Celebrating the Dr. Martin Luther King, Jr. Holiday
By Dr. Nathan Allen
The citizenry must implement a significant paradigm shift to realize and internalize the goals, objectives, and strategies envisioned by the late Dr. Martin Luther King, Jr. He became, in the view of many, an urban and rural prophet, a prime mover and innovator who cared more for shoring up the foundations of America than safeguarding his own welfare. He was a man who viewed life as meaningless without something higher than life itself. While inspired by many of the teachings of Mahatma Gandhi of India, King’s cause and Gandhi’s differed markedly. In India, the majority resisted the tyranny of a minority. Dr. King’s mission began with a visible minority challenging an order imposed by the Southern majority in the State of Alabama.
It is important to remember King’s famous “Letter from Birmingham City Jail.” In it, he wrote, “My friends, I must say to you that we have not made a single gain in civil rights without determined legal and nonviolent pressure. History is the long and tragic story of the fact that privileged groups seldom give up their privilege voluntarily.”
Speaking of those who jailed him, he stated, “. . . we can never forget that everything Hitler did in Germany was legal and everything the Hungarian Freedom Fighters did in Hungary was illegal.” On breaking the law, he emphatically stated, “. . . an unjust law is no law at all.”
Dr. King had the same aims as many other black leaders. His means, however, separated him decisively. He spoke not just to a local city or region. He utilized his ideas related to moral persuasion with the intent to isolate and make more visible an unjust system that violates the American Creed—the defining element of American identity that includes liberty, equality, individualism, populism, and laissez-faire—and causes it to be dismantled.
Dr. King was not alone in this effort. There were those leaders and groups cutting away the tentacles of racism, such as Walter White’s National Association for the Advancement of Colored People; Whitney Young’s Urban League; Julian Bond’s Student Non-Violent Coordinating Committee; and others. He succeeded—at great personal cost to himself, his family, and some of his followers — in bringing to the conscience of the nation a higher agenda of human and legal interaction. He did this by using faith, intellect, determination, and integrity within the framework of what he referred to as liberation theology.
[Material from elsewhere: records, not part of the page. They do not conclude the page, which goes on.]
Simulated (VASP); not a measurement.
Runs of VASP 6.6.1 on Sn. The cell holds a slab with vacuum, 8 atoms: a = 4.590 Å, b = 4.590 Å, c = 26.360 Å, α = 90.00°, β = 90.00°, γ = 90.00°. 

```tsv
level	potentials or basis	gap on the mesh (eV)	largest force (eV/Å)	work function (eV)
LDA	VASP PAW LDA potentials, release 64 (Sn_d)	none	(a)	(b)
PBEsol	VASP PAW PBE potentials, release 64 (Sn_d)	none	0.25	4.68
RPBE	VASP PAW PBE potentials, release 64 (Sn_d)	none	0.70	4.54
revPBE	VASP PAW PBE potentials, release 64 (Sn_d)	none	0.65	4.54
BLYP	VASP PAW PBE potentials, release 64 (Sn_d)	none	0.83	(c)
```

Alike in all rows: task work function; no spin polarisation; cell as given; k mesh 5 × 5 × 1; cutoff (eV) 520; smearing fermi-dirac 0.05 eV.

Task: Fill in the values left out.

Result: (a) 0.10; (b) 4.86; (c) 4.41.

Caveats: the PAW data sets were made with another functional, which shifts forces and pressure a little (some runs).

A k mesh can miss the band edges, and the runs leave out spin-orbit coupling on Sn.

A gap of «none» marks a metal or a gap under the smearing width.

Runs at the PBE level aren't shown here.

From a religious and biblical perspective, King defined liberation theology as an organic, often formalized body of opinions concerning God, and man’s relationship to God and its efforts to seek universal justice for all in which the church becomes the instrument that guides and directs its responsiveness. Public policy pundits would argue that a list of Dr. King’s accomplishments must include the passage of the 1964 Civil Rights Act and the 1965 Voting Rights Act. The latter, which prohibits racial discrimination in voting, is probably the most significant legislation in the United States. Interestingly enough, its renewal presently sits on the Senate Majority Leader’s desk. Therefore, as we move forward to perpetuate the achievements of Dr. King, maybe every church will ensure that every member of their congregation is a registered voter. The right to vote is the cornerstone of our democracy and we must not ignore its overall impact.
In the Congress of National Black Churches, Inc. proceedings of the Black Church Leadership Conference, Dr. Wallace S. Hartsfield, former pastor of Metropolitan Baptist Church, Kansas City, MO and a noted Old Testament scholar; stated:
The church must vocalize her concerns in that area of community life which touches every aspect of an individual’s development. For the church not to be concerned about the political arena is not to be concerned about the educational needs of the people. It is not to be concerned about the economic welfare of the people. It is not to be concerned about their cultural needs and their spiritual needs. In this changing community, the church must recognize that she has a moral obligation to those who find themselves with their backs against the wall. What is needed oftentimes is a sense of direction and the church can articulate that direction.
It [the church] provides a viable mechanism for the nation to maintain, sustain and perpetuate King’s notion of a liberation theology.
Furthermore, we must always remember, without the vision, ideals, commitment and courage of Dr. Martin Luther King, Jr., a generation would have lacked the kind of leadership cemented by a religious belief. His was the dream that mobilized and aroused Americans of all ages and backgrounds and a generation of college students to challenge those national and regional norms virtually ignoring or diminishing Americans of color.
His life is the perfect example of fortitude, patience, quiet strength, dignity, and integrity. His was the sacrifice that shines as an example to so many black leaders today. We rejoice in the spirit and mobility with which he lived. We also mourn him still and cry that he cannot walk among us and see Americans of all backgrounds celebrate his birthday as one among several “American heroes.” But as leaders of the nation move forward in our neighborhoods, communities, and cities, we must always remember the importance of the struggle to make a difference. To make a difference, we must make the vision real and understand that protest may not only be necessary, but essential.